SATO: Strips as Tokens

Strips as Tokens: Artist Mesh Generation with Native UV Segmentation

Rui Xu^1,2*, Dafei Qin^1,2*, Kaichun Qiao^3,2, Qiujie Dong⁴, Huaijin Pi¹, Qixuan Zhang^3,2‡, Longwen Zhang^3,2,
Lan Xu^3†, Jingyi Yu³, Wenping Wang⁵, Taku Komura^1†

¹The University of Hong Kong, ²Deemos Technology Co., Ltd., ³ShanghaiTech University, ⁴Shandong University, ⁵Texas A&M University

(* Equal contribution. ‡ Project lead. † Corresponding authors.)

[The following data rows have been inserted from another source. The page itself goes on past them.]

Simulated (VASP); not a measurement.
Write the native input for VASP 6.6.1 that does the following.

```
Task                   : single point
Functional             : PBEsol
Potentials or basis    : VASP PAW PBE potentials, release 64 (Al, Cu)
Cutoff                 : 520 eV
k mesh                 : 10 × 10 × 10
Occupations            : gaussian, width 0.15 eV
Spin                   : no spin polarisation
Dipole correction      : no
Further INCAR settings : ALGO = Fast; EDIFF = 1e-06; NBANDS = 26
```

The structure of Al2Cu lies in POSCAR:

Conditionally Accepted by SIGGRAPH 2026

Abstract

Recent advancements in autoregressive transformers have demonstrated remarkable potential for generating artist-quality meshes. However, the token ordering strategies employed by existing methods typically fail to meet professional artist standards, where coordinate-based sorting yields inefficiently long sequences, and patch-based heuristics disrupt the continuous edge flow and structural regularity essential for high-quality modeling. To address these limitations, we propose Strips as Tokens (SATO), a novel framework with a token ordering strategy inspired by triangle strips. By constructing the sequence as a connected chain of faces that explicitly encodes UV boundaries, our method naturally preserves the organized edge flow and semantic layout characteristic of artist-created meshes. A key advantage of this formulation is its unified representation, enabling the same token sequence to be decoded into either a triangle or quadrilateral mesh. This flexibility facilitates joint training on both data types: large-scale triangle data provides fundamental structural priors, while high-quality quad data enhances the geometric regularity of the outputs. Extensive experiments demonstrate that SATO consistently outperforms prior methods in terms of geometric quality, structural coherence, and UV segmentation.

Method

The Pipeline of SATO. SATO uses a strip-based tokenizer to encode/decode both triangle and quad meshes as a unified discrete sequence. Conditioned on an input point cloud, a learnable point-cloud encoder cross-attends to the core Hourglass Transformer, which autoregressively generates token sequences that are decoded into triangle or quad meshes with native UV segmentation.

Given a set of 3D points as conditioning input, our goal is to generate an artist-style mesh with organized UV segmentation. Our core contribution includes a serialization scheme that embeds macro-structural semantic cues like UV island boundaries into the token stream, and a stride-aware decoding protocol that allows the same model to generate both triangle and quadrilateral meshes.

Mesh Gallery

Generation results of SATO across diverse shapes, demonstrating strong generative diversity in both mesh geometry and UV segmentation. From bottom to top, it shows triangular mesh generation, shape generation with UV segmentation, and quadrilateral mesh generation. SATO supports all three tasks within a single framework and achieves compelling results on each of them.

UV Segmentation Gallery

Gallery of UV unwrapping results using our generated UV segmentation. Artists can readily apply textures to the resulting UV layout: each component of the input shape is cleanly and consistently separated into well-defined islands, enabling targeted texture painting without inadvertently affecting other parts.